I received a “hi, how are you email” from a friend in Stockholm the other day.
Co-incidentally, I’ve been thinking about Stockholm a little bit lately. In fact, I’ve also been having a few dreams about Stockholm lately. In the latest, I was in Stockholm in the middle of summer and checking into an hotel. Almost as soon as I’d checked into the hotel, I received a phone call from someone back in Sydney telling me my apartment was on fire.
“I could read a lot into that dream”, my friend told me in a later email. She’s right, you know.
Every time I visit Stockholm another friend asks me the question, “Have you got it out of your system?”. My reply is usually, “No, not at all. In fact I think it’s getting worse”.
This “journey” of mine goes back many years, but only really solidified when I went travelling for several months in 2008. The combination of a healthy tax return and a feeling of being burnt-out resulted in a sudden and deliberate decision (perhaps) to run away from my life here and to discover some new adventures. It was one of those life-changing experiences. Since then, travel has become a much more important part of my life, I feel I have a better balance between life and work, and I’ve found myself on a life journey which has taken me back to Sweden a further three times (2010, 2011 and 2013).

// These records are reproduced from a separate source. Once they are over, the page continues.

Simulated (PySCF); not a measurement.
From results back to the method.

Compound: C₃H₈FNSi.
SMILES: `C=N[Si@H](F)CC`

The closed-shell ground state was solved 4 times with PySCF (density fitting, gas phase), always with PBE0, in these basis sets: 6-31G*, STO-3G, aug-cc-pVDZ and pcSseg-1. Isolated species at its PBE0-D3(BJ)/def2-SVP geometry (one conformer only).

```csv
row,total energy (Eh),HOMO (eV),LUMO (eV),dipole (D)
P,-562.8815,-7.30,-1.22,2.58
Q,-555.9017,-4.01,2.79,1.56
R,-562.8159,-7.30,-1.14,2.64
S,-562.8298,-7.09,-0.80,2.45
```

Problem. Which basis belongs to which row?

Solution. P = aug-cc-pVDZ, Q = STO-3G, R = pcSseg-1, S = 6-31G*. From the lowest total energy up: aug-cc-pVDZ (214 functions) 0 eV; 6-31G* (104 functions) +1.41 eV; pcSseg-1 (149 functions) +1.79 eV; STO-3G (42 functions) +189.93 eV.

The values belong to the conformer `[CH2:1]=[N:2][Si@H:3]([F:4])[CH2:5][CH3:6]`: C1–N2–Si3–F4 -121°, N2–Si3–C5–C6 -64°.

I’m not sure if it’s Sweden or Stockholm in particular, though. I think Sweden’s great, but when I’m in Stockholm I feel really, really happy.
No doubt part of it has to do with being on holiday, and all of the joy that usually brings. On a deeper level, I suspect there’s also an underlying feeling that I’m not entirely happy with everything in my life.
Or maybe it’s just that Stockholm is a great place?